DVD revenues and high profit margins were the movie industry's cash cow...but not anymore. DVD sales are declining and creating a real problem for the studios. Looking to offer its own alternative to Netflix and piracy, Warner Bros. is tapping into its giant library, trying to turn old movies into a new revenue stream. The company is allowing consumers to access its Warner Archive Collection using a new model that prints DVDs on-demand. Cutting out the middle man, Warner Bros will make higher margins by going directly to consumers. This is exactly the experimentation and innovation the studios need right now to supplement their declining DVD revenue.
Movie buffs will be able to order previously unreleased films from Warners' library — starting with 150 titles, from 1940s Cary Grant films to 80s movies starring Demi Moore. At www.warnerarchive.com you pay $14.95 for an internet download or $19.95 for a DVD that's printed on demand and reaches your mailbox in five days. The studio expects most of its business to be devoted film buffs, dying to get their hands on a copy of an obscure Joan Crawford film. Needless to say it isn't a huge market, but it's zero risk and could provide nearly pure profits. And it's tapping into an existing library that had just been sitting there.
Cutting out the retailer is a dramatic move for home video execs who used to live in fear of the studios' biggest customers, Wal-Mart and Best Buy. Home video departments previously made decisions based largely on what these retail giants would let them do. Now that retail DVD sales are on the wane, studios are starting to think independently, willing to do whatever it takes to gin up a profit.

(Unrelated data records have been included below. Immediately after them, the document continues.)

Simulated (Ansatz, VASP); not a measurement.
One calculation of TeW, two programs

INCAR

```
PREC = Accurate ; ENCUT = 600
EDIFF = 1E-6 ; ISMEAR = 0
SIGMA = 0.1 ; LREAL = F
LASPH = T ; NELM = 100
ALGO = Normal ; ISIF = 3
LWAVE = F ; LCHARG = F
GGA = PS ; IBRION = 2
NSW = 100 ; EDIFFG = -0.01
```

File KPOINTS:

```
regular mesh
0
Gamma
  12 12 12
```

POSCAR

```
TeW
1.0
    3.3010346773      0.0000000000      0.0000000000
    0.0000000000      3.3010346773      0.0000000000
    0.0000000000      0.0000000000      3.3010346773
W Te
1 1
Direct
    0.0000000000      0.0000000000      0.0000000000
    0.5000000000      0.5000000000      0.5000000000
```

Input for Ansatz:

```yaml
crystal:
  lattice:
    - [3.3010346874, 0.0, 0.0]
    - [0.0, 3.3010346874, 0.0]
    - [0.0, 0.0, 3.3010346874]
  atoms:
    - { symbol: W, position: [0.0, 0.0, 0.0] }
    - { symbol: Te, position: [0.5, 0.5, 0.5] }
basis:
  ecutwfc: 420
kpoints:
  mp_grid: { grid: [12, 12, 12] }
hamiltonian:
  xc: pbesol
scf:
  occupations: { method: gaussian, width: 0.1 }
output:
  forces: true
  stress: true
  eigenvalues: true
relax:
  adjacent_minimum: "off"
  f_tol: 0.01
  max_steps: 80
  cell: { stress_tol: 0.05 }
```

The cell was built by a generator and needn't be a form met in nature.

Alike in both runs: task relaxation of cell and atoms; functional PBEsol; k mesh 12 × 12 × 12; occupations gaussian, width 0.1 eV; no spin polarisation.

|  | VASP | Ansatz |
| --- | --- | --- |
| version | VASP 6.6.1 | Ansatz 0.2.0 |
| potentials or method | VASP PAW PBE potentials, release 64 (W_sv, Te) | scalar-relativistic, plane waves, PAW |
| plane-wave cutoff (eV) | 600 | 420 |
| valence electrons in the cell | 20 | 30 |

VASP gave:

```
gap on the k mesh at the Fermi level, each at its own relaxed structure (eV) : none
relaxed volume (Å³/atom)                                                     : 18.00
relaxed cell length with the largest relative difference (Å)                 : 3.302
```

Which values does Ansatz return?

In this new venture Warner Bros. isn't cannibalizing any potential Wal-Mart revenue. Its not worth it to offer these DVDs at retail, they're too niche and not worth the cost of printing and shipping to the stores. Plus, are Wal-Mart shoppers dying to watch Cary Grant's "Once Upon a Honeymoon"? These devoted film fans won't mind doing their shopping online.
I'm not surprised that Warner Bros. is experimenting with new technology; the studio's home video department, with its leading market share, has long been one of the leaders in the space. It was Warner Bros. decision to go exclusively with the BluRay high def DVD format that pushed the industry to end the high def format wars and go exclusively with BluRay.